April 29, 2009 at 3:40 PM

The Ladder

SoxProspects.com is rolling out a new in-season series called The Ladder. Each week, the series will provide an in-depth look at how select Red Sox prospects are progressing in their development as they move their way up the steps of the organization. Look for a new segment every Wednesday until the final pitch of the minor league season has been thrown.

Josh Reddick

The Line: Off to a solid start in his second exposure to Double-A, Reddick has been able to carry over the success he had in the major league camp to an outstanding .294/.368/.632/1.001 line in 68 at-bats to start the season. After being overmatched in his Portland debut and at times in the Arizona Fall League, Reddick has been making the adjustments at the plate that the Red Sox were looking for. His 5 home runs and 6 doubles have been a demonstration of the power that he possesses and shows that he feels less overmatched at the plate. After drawing only 34 walks in 124 games last season, Reddick has already been able to work 8 walks in his first 16 games of this season; this is a positive sign that he is starting to adjust more to the Red Sox philosophy on hitting. His 16 strikeouts are somewhat concerning, but 8 of these strikeouts were clustered in 3 games, and Reddick has only fanned 2 times over his last 5 games, which is much more in line with his career trends.
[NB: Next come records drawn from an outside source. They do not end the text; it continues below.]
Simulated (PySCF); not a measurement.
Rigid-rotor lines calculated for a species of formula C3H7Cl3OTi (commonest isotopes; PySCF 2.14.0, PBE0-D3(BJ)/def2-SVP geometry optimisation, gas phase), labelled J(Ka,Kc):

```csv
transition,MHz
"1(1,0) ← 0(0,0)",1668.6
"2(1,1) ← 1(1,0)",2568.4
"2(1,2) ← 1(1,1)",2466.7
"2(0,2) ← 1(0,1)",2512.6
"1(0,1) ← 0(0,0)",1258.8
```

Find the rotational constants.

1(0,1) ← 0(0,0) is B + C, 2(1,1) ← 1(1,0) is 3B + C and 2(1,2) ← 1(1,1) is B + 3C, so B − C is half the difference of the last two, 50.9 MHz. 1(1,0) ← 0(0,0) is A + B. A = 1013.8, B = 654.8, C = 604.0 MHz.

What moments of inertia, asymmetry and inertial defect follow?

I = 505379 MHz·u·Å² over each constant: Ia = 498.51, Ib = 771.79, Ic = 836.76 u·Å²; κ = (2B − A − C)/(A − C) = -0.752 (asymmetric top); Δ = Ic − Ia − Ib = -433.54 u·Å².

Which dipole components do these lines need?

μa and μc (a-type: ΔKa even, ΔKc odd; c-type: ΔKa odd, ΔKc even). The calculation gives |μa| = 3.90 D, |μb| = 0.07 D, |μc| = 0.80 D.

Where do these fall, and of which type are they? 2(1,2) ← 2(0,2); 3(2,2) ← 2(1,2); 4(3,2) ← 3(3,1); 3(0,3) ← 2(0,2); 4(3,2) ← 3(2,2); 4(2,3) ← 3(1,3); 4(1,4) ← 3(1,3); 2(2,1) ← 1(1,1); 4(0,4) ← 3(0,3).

The View: Reddick has been impressing thus far around the Eastern League and looks like a much more comfortable hitter in the box than when he first arrived on the scene last summer. He looks especially more comfortable against off-speed pitches, which were an Achilles heel for him last season in Portland, while staying back on them much more consistently and picking them up better, not chasing as many of them in the dirt. There is still work to be done in this area, as his swinging strikeouts have mostly been on breaking balls, but the signs point towards a hitter making strides. The power that Reddick generates has been impressive, and the balls he has sent out of the park this year have been absolutely crushed on a line. His bat speed and quick swing path to the ball enable him to barrel up on a lot of pitches. Reddick has been impressing scouts who track the league with his range and arm in center field as well. Originally projected as a right fielder at the major league level, there has been talk about Reddick being able to handle center field in the big leagues after he’s flashed some excellent range and good first-jump instincts on balls hit deep into the gaps. One scout who recently watched Reddick came away very impressed with his play in center-field along with his overall baseball ability. His patience and strikeout rates bear watching over the course of the next month or two, but the early season indicators have been in Reddick’s favor.

Casey Kelly

The Line: After an off-season full of debates about his ideal position, Kelly’s much anticipated debut on the mound has gotten off to a hot start. Dealing off of the rubber through 4 April starts covering 20 innings of work, he’s gone 3-0 with a 0.90 ERA while striking out 19 against only 3 walks. Out of his 19 hits allowed, Kelly’s only given up 3 extra base hits while keeping the majority of the contact against him on the ground. In his last start on April 28th against Savannah, he dialed it up to fan 7 batters over 5 innings of work. He gave up 9 hits in his last start, but he has generally been around the plate and has thus far neutralized the amount of solid contact against, especially in the air. Kelly has not walked more than one batter in any of his 4 starts in April and has yet to really have a tough inning of work.

The View: Coming into the system with scouting reports highly touting his stuff, the initial season reports have not varied one bit. Kelly’s heavy, sinking 88-91 MPH fastball has been his dominant weapon. He’s also featured a tight curveball and an advanced change-up that has some excellent depth and fade. His excellent fastball command and advanced secondary offerings have been the driving force behind his fast start. The ball comes out of his hand very well through a smooth and fluid delivery. Kelly’s release point has remained consistent and he has stayed on top of his pitches well to create the downward slant to his fastball. Only twenty percent of the way to his targeted 100 innings goal, Kelly has shown how advanced he is on the mound. The main question will be how his stamina holds up as he continues to build arm strength and stretch out as a starter. Keeping an eye on his velocity numbers as he gets a few more starts into the season could lend a clue to how his stamina is holding up. His command and control has been excellent thus far, with reports mentioning how well he comes after hitters and pounds the strike zone with his stuff. Being around the plate more often, the contact against him has been a little on the high side as can be expected, but if Kelly can continue to make batters earn their way on base he’ll minimize the damage. He’ll be set to see more of the league in May, and batters will make their adjustments, but thus far all systems have been go for Kelly in his march to 100 innings in 2009.